It was his father who insisted that he combined football with obtaining a degree: "My Dad made the decision for me, when I had been offered the chance to go full-time at Dunfermline. I was a young boy. I just wanted to play football. But my dad made the decision: 'No, you will get an education'. Whether it hampered my playing career, I don’t know, but I am doing what I am doing now because I got that start.”
The Dochertys are a high-achieving family. His older brother, Vincent, is Aberdeenshire Council's head of education while Cambridge-based sister Geraldine is an artist specialising in murals, having graduated from Edinburgh College of Art. His father had no background in education. "He just knew it was important. He was a salesperson, mum was a nurse," says Docherty.
Another mentor is on hand. After chatting for an hour, the new Dundee manager suggests a tour. A familiar silhouette can be detected through the frosted glass of one office: Gordon Strachan. The technical director is in a meeting with John Nelms, the Dundee managing director. As much as Docherty might feel ready for management, so much relies on his relationship with this pair – as Bowyer can attest.
Docherty worked with Strachan for a short spell with Scotland. “He is brilliant in terms of recruitment. If you are on a Zoom to a big club and you have Gordon Strachan sitting beside you… “Gordon gives it that gravitas when you are attracting players. It shows when you are attracting players who have just signed a long-term contract at Liverpool.”
On loan left-back Owen Beck is the Anfield recruit in question. Players have been arriving at a steady rate, with more to come. “I was just checking the wall planner there,” says Docherty. He is currently reading The First 100 Days, a book by former Dundee United manager Micky Mellon with headmaster Phil Denton. Its subtitle is: Lessons in Leadership from the Football Bosses. Case studies including West Ham United manager David Moyes underline the importance of those first 100 days in those embarking on new leadership challenges. Docherty’s not even at the halfway mark. “I think it 35 days,” he says. “And you know what, I am really pleased with the progress the team are making, and myself. I am enjoying the role. Yes, it is crazy, it is bonkers. But it is good.”
The absence of Dundee United in the forthcoming season’s fixture list meant there wasn’t an obvious match Dundee fans rushed to circle with red pen. But an intriguing one is the first meeting between the sorcerer, McInnes, and his apprentice on September 23 at Dens Park. Did Docherty race to see where Kilmarnock fell when the games were announced last month?
“Not really to be honest,” he says. “The most important thing was looking at the start. I wanted to get off to a good start, the fifth game in, I think, is Celtic. You look at the games at Christmas, you look at when you have the Old Firm.
"So no, I would not say that was a huge thing. I know other people will make a huge thing out of it, but I know Derek would not have looked for it first either. I know his personality. When it comes around it will be competitive, but every game is.”

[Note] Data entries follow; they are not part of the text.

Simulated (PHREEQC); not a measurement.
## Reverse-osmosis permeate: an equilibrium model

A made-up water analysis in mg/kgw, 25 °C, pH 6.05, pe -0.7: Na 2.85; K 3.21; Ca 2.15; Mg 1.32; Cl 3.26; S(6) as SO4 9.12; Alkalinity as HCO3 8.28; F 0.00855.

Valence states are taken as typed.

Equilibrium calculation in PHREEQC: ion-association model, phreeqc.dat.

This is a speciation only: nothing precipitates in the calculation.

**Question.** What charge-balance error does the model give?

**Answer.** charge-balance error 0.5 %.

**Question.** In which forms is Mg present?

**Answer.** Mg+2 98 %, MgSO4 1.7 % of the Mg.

They first met at Dundee United, where Docherty was part of Ian McCall’s background staff and McInnes was winding up his playing career. "We have been through a hell of a lot in those 15 years," he says. "There was an understanding from him as well. Obviously, I discussed it with him. By the end of that I had his blessing. We'll always be pals. But right now it’s the end of an era, or a chapter.”
If Kilmarnock finish a place below Dundee, it would guarantee that Docherty is a step closer to what he craves, in the first instance – survival. The Rugby Park side achieved this without the need for a play-off last season in their first season back in the top flight. Docherty knows what’s required.
He believes he has the components of a competitive side. Some of the ingredients are positively exotic, stirring memories of the days when foreign elan was a distinguishing mark of Dundee. Two Mexicans, Antonio Portales and Diego Pineda, have been signed from clubs in that country's second tier. How so?
A five-person recruitment team is now in place at Dens Park, which includes Docherty, Nelms and Strachan, the club's technical director. A player's recruitment requires unanimous approval. “John had a contact in Monterrey, which allowed us to look at this market," explains Docherty. "Quite quickly we identified Tony Portales as a really competent player that we think will suit the Scottish game. We did our due diligence and were really impressed. For a start, the way he plays – he is a passionate, old-school defender, who I think will really appeal to Dundee fans.
"I don’t want to go back to the days of Caniggia and the nostalgia that evokes, I don’t want to put pressure on them, but hopefully things go the way I hope it will go with these boys. They'll certainly inject a bit of passion. I think the two of them will enhance the Scottish game." They are due to arrive in the country next week after visa delays, though probably not in time for Tuesday's Viaplay Cup clash at Bonnyrigg Rose, Docherty's first competitive match in charge.
Older, experienced pros will blend with the array of talented young guns, including last year’s player of the year Lyall Cameron. “What I am trying to bring is an identity to the club,” says Docherty. "These young, raw, hungry talented footballers, I want to try and help them realise their potential. The way to do that is to bring in four or five what I call cultural architects, who carry the cultural identity of the club. Your Joe Shaughnessys, for example, guys who set the professional standard.”
Eight top-flight relegations since reconstruction in the mid-1970s have hampered efforts of successive regimes to restore the Dens Park club’s fortunes for a consistent spell. There have been glimpses of potential but only glimpses. Asked what Dundee meant to him in the 1980s, when he was growing up, Docherty smiles: "I just remember Dick Donnelly! It was always the Dark Blues and the Tangerines!" In addition to a legendary Tayside broadcaster, he recalls "the Albert Kidds, Cammy Frasers, Jim Duffys. They were always a good football team.
"I remember the first time I came up here and saw the two stadiums, and I was like, really? This is a football place. I understand the passion. It is not a rivalry like Celtic-Rangers, Hibs-Hearts even. But it’s fierce. It’s all about the football here, which I really like.” While there’s no Dundee United to worry about for the time being, there's plenty else on the driven Docherty's plate.